The 2006 U.S. transportation construction market was the most robust in more than 20 years with the value of work on highways, bridges, airports and transit systems up 15% over the last year, according to the American Road & Transportation Builders Association (ARTBA).
Fueled by increased federal, state and local highway investments, a $2.3 billion congressional appropriation for repair work on highways damaged by Hurricane Katrina and greater investments in freight rail, the total value of construction performed on transportation projects is expected to hit a record $106 billion in 2006, up from $92 billion in 2005, said ARTBA Vice President of Economics and Research Dr. William Buechner.
Highway and bridge construction provided much of the driving force for the 2006 growth. The value of construction work on highways and bridges grew almost $11 billion, or 16%, to $76.3 billion, the largest increase since 1984, when Congress was funding extra highway construction to help end a severe recession.

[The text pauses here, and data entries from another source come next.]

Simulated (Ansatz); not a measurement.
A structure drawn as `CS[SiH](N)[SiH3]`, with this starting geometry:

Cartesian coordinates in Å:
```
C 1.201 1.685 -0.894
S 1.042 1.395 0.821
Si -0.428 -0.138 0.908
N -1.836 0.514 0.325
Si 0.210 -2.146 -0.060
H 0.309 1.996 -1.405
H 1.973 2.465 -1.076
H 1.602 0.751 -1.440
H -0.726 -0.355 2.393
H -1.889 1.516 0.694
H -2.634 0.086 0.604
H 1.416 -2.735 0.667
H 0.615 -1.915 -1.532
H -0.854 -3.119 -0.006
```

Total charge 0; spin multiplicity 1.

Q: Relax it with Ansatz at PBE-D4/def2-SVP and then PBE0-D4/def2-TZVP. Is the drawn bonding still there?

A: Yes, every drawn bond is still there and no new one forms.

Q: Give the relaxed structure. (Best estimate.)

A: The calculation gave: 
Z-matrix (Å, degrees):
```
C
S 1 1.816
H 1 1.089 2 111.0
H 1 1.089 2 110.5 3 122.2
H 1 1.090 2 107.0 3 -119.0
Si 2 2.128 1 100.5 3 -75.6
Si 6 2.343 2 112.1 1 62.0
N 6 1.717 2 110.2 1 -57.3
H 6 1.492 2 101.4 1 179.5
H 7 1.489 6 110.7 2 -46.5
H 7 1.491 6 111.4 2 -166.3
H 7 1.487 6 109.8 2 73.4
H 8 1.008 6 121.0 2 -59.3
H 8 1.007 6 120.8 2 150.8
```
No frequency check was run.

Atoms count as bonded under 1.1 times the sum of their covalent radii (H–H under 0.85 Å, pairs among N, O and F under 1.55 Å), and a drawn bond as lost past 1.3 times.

Some of the increased spending reflected higher construction costs, particularly for asphalt, cement and aggregates. But, even after accounting for higher costs, the real increase in highway and bridge construction was a robust 8% or more, Buechner, a Harvard-trained economist, said.
Unlike 2005 and 2006, when rising construction costs ate up part of the dollar increase in highway construction spending, the purchasing power of construction budgets in 2007 may get an unexpected boost from declining construction material costs. The 2005-06 inflation in highway construction costs appears to be slowing and may be ending. Falling petroleum prices are bringing down asphalt costs while the growth of worldwide cement capacity may help stabilize the cost of ready-mix concrete. The Producer Price Index for highway construction materials actually fell in August and September. If costs stay down, construction dollars in 2007 would buy more construction than in 2006, ARTBA said.
Buechner forecasts modest growth in the range of 1-2% for the U.S. highway and bridge construction market in 2007.